Hongzhi says, “Flowing along with things, harmonizing without deviation, thoroughly abandoning webs of dust, still one does not yet arrive in the original home.” We can consider this work as being done in parallel: as we develop our verification of selflessness, simultaneously we’re working on accepting ourselves, on celebrating our complete uniqueness. We can also see this as a process that happens in steps. We gain spaciousness, and then we have more room, more courage, more verification, and so we are now ready to see deeper into the darkness of our minds and hearts and bodies.
I remember that scene from the film Little Buddha where the Buddha, played by Keanu Reeves, is sitting underneath the bodhi tree and confronts the totality of his mind—all of the desire, sexuality, pent-up lust, rage—the armies of Mara come through and there are blood and guts all over the place. Then Mara herself appears in the reflection of a small pool in front of him—the source of all of his rage, all of his grief, all of his hatred—and he still faces her with complete openness and acceptance. And when he’s remained steady and unflinching through all of it, the image reverts and he sees his own reflection in the pool. It’s that thoroughgoing facing of himself, not missing any of his humanity, which puts an end to all of the conditioning.
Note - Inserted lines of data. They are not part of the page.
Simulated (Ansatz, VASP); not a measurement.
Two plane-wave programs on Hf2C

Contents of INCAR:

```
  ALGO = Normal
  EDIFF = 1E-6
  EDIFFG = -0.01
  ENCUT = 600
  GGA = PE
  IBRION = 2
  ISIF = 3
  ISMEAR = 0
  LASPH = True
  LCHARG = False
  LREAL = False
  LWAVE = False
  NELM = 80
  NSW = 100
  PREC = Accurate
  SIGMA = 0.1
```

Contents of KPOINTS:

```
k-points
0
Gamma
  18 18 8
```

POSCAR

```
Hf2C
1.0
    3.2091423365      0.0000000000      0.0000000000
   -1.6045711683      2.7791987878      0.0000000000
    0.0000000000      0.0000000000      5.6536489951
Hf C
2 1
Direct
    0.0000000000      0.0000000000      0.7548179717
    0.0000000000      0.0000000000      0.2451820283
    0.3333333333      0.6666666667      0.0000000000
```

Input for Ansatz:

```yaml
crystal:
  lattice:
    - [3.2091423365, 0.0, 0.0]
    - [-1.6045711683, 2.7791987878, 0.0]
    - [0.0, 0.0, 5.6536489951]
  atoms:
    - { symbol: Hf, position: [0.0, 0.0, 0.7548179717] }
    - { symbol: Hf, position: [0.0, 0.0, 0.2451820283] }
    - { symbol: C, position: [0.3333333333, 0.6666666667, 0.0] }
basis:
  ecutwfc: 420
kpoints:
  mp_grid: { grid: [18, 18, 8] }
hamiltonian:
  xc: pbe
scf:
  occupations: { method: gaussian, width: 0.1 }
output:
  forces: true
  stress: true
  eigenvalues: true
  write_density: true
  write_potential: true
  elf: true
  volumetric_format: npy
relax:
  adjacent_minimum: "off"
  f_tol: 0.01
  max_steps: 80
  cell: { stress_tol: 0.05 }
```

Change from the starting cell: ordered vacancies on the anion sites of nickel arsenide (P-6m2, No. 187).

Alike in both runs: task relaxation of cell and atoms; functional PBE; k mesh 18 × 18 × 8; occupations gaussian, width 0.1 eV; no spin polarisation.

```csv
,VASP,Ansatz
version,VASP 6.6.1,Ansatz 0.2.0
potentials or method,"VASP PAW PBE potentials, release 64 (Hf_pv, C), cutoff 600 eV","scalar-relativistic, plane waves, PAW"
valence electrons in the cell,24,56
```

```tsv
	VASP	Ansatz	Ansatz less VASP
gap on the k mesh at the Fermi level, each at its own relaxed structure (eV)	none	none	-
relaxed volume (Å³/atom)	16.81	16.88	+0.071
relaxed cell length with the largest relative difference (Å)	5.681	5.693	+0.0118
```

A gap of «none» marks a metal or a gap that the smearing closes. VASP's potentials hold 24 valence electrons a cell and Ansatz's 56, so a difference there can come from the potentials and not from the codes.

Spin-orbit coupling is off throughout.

Recently I’ve had the opportunity to visit some colleges as part of an exploration of contemplative practice in education. In one of the schools, I met with the mental health professionals on the campus and we spoke about what they see as a narrowing of an affective range people consider normal. It seems as if the culture of campus life is tolerating an ever-thinner bandwidth of emotional well-being. So it’s almost like if you get just slightly too excited, or there is even the suggestion of a kind of despair, something needs to be done. But this perspective is deeply wrong. Taken to an extreme, it’s as if we’re going to be defining bipolar illness as just a movement of the mind toward a nice thought and then a bad thought: if you can’t keep it neutral, then you’re in trouble. That’s why the fourth Ox-Herding Picture is such an amazing antidote.The poem for the image is: “Through extraordinary effort he sees the ox still. Its will is forceful, its body spirited. Sometimes it runs high into the mountains. Other times it disappears into the mist.” That’s you. You better be ready for the full range of ecstacy and despair.